The government's planned pension reform raises several questions from the point of view of the constitution, Chancellor of Justice Ülle Madise finds in her position from Wednesday.
"The justice chancellor is neither against nor for the planned reform because it is a political question, while she directs the legislator's attention to known constitutional problems that have not been addressed," Madise writes in a letter to Riigikogu Finance Committee chair Aivar Kokk, adding that the constitutionality of the reform will ultimately be judged by the Supreme Court should that prove necessary.
Madise finds that the reform will result in unequal treatment in that people who have joined the second pillar of funded pension will be able to withdraw pension savings – including social tax allocated by the state – before reaching retirement age, while people who are the same age but have not joined mandatory funded pension will not be able to withdraw and use as they see fit 4 percent of social tax they've paid.
"People who have joined mandatory funded pension withdrawing their savings would cause the social tax burden of comparable groups to change retroactively. People who have not joined the second pillar will have borne greater social solidarity than those who joined the second pillar and can withdraw savings before reaching retirement age. That is why people who have the second pillar will be given an advantage in the extent of 4 percent of their social tax contribution that can be optimized retroactively compared to people 20 percent of the social tax paid by whom has always reached the national pension system," Madise writes.
Secondly, the justice chancellor perceives problems with the time in which the changes should be executed that she finds too short, considering the extent of the reform.
"Amendments to the Funded Pensions Act need to be considered an important reform. The planned act will completely change the underlying principles of the funded pension system and will result in extensive reorganization of legal relationships before it can enter into force. Draft legislation reads that the act should enter into force on July 1, 2020 and parts of it even sooner (March 3, 2020). The pension investment account regulation is scheduled to enter into force on January 1, 2021. The urgency of these changes has not been sufficiently explained," Madise finds.
Generally, an act mustn't and cannot have retroactive effect, while the planned pension reform would, Madise suggests.
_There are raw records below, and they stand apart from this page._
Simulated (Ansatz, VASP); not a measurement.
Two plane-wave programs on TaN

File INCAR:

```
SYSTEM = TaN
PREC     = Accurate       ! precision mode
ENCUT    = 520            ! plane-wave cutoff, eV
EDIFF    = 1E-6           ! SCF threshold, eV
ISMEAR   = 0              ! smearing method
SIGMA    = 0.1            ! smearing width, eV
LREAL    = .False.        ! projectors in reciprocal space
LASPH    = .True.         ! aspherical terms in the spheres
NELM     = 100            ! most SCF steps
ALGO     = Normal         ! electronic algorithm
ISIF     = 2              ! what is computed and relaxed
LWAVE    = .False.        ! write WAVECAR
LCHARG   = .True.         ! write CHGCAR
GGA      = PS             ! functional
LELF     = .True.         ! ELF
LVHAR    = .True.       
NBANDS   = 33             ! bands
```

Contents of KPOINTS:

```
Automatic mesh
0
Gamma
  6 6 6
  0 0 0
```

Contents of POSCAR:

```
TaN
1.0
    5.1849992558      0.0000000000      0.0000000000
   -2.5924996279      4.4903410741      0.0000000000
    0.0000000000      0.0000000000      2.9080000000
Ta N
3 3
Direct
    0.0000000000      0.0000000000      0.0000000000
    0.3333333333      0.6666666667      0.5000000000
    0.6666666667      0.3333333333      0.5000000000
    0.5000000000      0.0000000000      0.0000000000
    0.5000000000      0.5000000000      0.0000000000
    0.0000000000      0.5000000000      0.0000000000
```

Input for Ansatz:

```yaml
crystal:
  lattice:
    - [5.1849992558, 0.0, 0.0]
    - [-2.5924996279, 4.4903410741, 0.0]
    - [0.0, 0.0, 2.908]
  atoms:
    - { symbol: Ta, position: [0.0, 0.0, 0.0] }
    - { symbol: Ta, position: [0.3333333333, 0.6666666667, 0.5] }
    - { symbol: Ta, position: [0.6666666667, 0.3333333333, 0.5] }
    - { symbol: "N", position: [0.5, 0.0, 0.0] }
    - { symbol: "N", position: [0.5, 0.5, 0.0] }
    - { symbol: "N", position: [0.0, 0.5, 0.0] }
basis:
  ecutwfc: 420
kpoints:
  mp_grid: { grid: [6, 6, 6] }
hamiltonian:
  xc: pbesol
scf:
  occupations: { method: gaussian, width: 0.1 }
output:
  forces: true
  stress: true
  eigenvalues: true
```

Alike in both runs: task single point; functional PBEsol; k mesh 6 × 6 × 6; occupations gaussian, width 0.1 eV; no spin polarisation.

"Any change that provides the right to rescind lifelong annuity contracts definitely comes as a surprise to those involved. The lifelong pension agreement is by nature a fixed-term contract – valid until the person's death. The sides of such an agreement have an especially strong expectation for new legislation not to intervene in established contractual relationships," she finds.
Leavers to affect everyone's pension assets
The justice chancellor suggests that some people withdrawing money from pension funds will inevitably affect the price of pension units and through it the value of pension assets of people who do not plan to leave the second pillar.
"Fundamentally changing collection period rules – allowing people to withdraw and take assets with them during the collection period – creates the risk of tying the value of fund units, in addition to events on financial markets and the global economy, to the behavior of other unit holders to a considerable degree.